Misty Moon

In September several days before the full moon I had been trying for a time lapse of the rising moon behind some trees on the ridge east of us, but failed miserably as I was unable to get the trees in the right position. Then later, after dark, I stuck my head out to see if the garage door was closed and saw the moon was illuminating some fog rolling in, and broke fingernails getting the camera set up.

Specific Feedback Requested

All comments welcome!

Technical Details

Is this a composite: No
Canon R5, 100-500 at 300, ISO 2500, f/16 (to try to get a little focus on the moon), 1/5 sec. This was the first guess at proper exposure to not blow out the moon and was incredibly underexposed. I moved the tripod and changed to a wider zoom before I got the exposure right, but then I decided I liked the composition better on this one. I salvaged it as best I could in LR, then to PS for denoise and to try for a TK mask to lighten the sky a bit. I couldn’t find a lights mask that worked but a darks 4 or 5 inverted did the trick. Output that to a curve and managed to lighten the fog a bit without trashing it too much.
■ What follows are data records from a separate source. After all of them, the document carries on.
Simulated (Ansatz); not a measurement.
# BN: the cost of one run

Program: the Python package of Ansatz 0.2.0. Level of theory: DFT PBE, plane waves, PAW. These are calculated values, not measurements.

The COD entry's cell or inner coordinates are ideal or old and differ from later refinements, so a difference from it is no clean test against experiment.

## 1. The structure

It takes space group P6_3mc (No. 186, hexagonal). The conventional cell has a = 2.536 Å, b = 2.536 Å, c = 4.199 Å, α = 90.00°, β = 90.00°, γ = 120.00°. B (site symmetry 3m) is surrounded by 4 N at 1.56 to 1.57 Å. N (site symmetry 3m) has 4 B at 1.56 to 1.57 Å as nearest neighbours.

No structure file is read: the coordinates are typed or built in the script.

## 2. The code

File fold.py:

Intriguing for sure. Clearly I have to go play by moonlight someday. Whatever noise you had seems to be knocked back and I like the subtle shading with the reddish tones. Possibly you could pull up the highs a tiny bit more. It seems a little flat in the clouds/fog. A light touch for sure.

Thanks @_Kris – here’s a slight tweak. Even the OP is bringing out the limitations of the very underexposed raw file. The dynamic range of the sensor was a limiting factor. I need to revisit the raw file and see if I can tweak out more tonal range but I’m doubtful.

The unadjusted raw file:

Diane, this is nicely spooky and mysterious. I’m not sure that the extra brightness picked up in the redo does anything.

Diane, this has such a great mysterious feel to it. I like it.